Silver Wheaton extends silver stream on Pascua-Lama

Barrick Gold's Pascua Lama project in the foreground  in Chile, with the Veladero mine in the background in Argentina. Credit: Barrick GoldBarrick Gold's Pascua Lama project in the foreground in Chile, with the Veladero mine in the background in Argentina. Credit: Barrick Gold

Given the unchanged prospects at Barrick Gold’s (TSX: ABX; NYSE: ABX) suspended Pascua-Lama gold-silver project in Chile and Argentina, Silver Wheaton (TSX: SLW; NYSE: SLW) has again amended its silver-stream agreement on the asset. 

Under the revised contract, the major streaming company will continue to receive all of the silver produced from Barrick’s Lagunas Norte and Pierina mines in Peru and Veladero mine in Argentina until March 2018, instead of year-end 2016. 

In return, Silver Wheaton has pushed out the completion test deadline, which requires the gold major to build Pascua-Lama to at least 75% of its design capacity by two and half years to June 30, 2020.

“The extension of the Pascua Lama silver agreement to 2020 is beneficial to both parties,” Cowen and Co. analyst Adam Graf writes in a note. “For ABX, the new agreement helps conserve cash and postpones a potential multi-million dollar payout to SLW. For SLW, the new agreement allows the company to preserve its optionality in the project.”

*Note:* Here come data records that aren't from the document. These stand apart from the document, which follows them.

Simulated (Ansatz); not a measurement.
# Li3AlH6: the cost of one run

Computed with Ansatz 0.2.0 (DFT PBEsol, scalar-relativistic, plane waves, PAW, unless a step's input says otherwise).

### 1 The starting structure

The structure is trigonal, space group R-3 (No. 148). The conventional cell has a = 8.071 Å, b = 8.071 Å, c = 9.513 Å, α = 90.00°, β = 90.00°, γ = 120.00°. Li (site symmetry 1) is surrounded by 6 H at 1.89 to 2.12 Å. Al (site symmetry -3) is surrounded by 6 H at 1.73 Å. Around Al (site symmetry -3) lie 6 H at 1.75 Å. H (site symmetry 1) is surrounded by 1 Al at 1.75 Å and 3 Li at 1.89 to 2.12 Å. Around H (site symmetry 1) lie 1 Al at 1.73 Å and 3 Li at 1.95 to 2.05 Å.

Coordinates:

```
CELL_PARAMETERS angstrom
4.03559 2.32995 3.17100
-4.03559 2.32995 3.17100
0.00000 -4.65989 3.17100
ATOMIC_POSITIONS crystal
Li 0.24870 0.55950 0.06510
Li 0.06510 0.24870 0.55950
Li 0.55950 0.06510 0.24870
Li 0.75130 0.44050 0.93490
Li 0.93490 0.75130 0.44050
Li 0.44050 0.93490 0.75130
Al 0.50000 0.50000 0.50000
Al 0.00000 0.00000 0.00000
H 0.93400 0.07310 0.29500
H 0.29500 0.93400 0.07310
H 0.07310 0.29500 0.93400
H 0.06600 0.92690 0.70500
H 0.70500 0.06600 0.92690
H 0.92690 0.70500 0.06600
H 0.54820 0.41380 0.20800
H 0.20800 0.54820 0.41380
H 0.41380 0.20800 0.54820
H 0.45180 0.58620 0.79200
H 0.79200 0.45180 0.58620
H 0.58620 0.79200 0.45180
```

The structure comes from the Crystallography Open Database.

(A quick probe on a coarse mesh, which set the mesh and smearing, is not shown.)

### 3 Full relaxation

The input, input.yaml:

If the gold producer fails to meet that deadline, Silver Wheaton may end its contract. If this happens, Barrick would be required to return Silver Wheaton’s initial cash investment of US$625 million minus any silver delivered to date. At the end of September 2014, Silver Wheaton had received 12 million oz. silver from Barrick’s other mines, generating a total operating cash flow of US$275 million, and decreasing its initial investment to US$350 million.

“The change to the Pascua-Lama silver stream was expected,” BMO analyst Andrew Kaip says. He now projects first production at Pascua-Lama in the second half of 2018.  

The setbacks at the US$8.5-billion project have caused Silver Wheaton to more than once amend its 2009 streaming contract. The firm initially agreed to acquire 25% of Pascua-Lama’s life-of-mine silver production, and all of the silver produced from the Lagunas Norte, Pierina and Veladero mines through to the end of 2013. If there were any production shortfalls at Pascua-Lama, it would keep receiving silver from the other mines until year-end 2015, coinciding with the original completion test deadline.

After Pascua-Lama’s suspension in late 2013, Silver Wheaton extended the streams on the other mines by a year and the project’s 75% completion date to Dec. 31, 2017.

Barrick halted construction at Pascua-Lama in October 2013, citing slumping gold prices and regulatory and legal troubles. This was months after Chilean authorities fined the company US$16 million for environmental violations and after it took a US$5.1-billion write-down on the asset. The gold major said it would resume construction at the megaproject if conditions improved, adding it no longer expected production to start in mid-2016.

This year the uncertainties surrounding Pascua-Lama remain. On Dec. 31, Barrick noted that the Chilean Supreme Court refused to consider its appeal of a lower court decision regarding sanctions the country’s environmental regulator, SMA, imposed on Pascua-Lama.

An earlier ruling by Chile’s Environment Court found that SMA “improperly determined” the US$16 million fine for permit infractions. Barrick wanted to appeal that decision, arguing the fines were calculated based on applicable law. The Supreme Court declined to hear the appeal on procedural grounds, since the original action was against SMA. As a result, the environmental regulator has to re-evaluate the fines.

Barrick spokesperson Andy Lloyd said Silver Wheaton’s move to amend the silver stream again has noting to do with the recent court ruling, adding the “ruling has no direct implications for the timing of the project, per se.”

Separately, Silver Wheaton has agreed to cancel its silver stream on Nyrstar Mining’s Campo Morado mine in Mexico for a US$25-million cash consideration.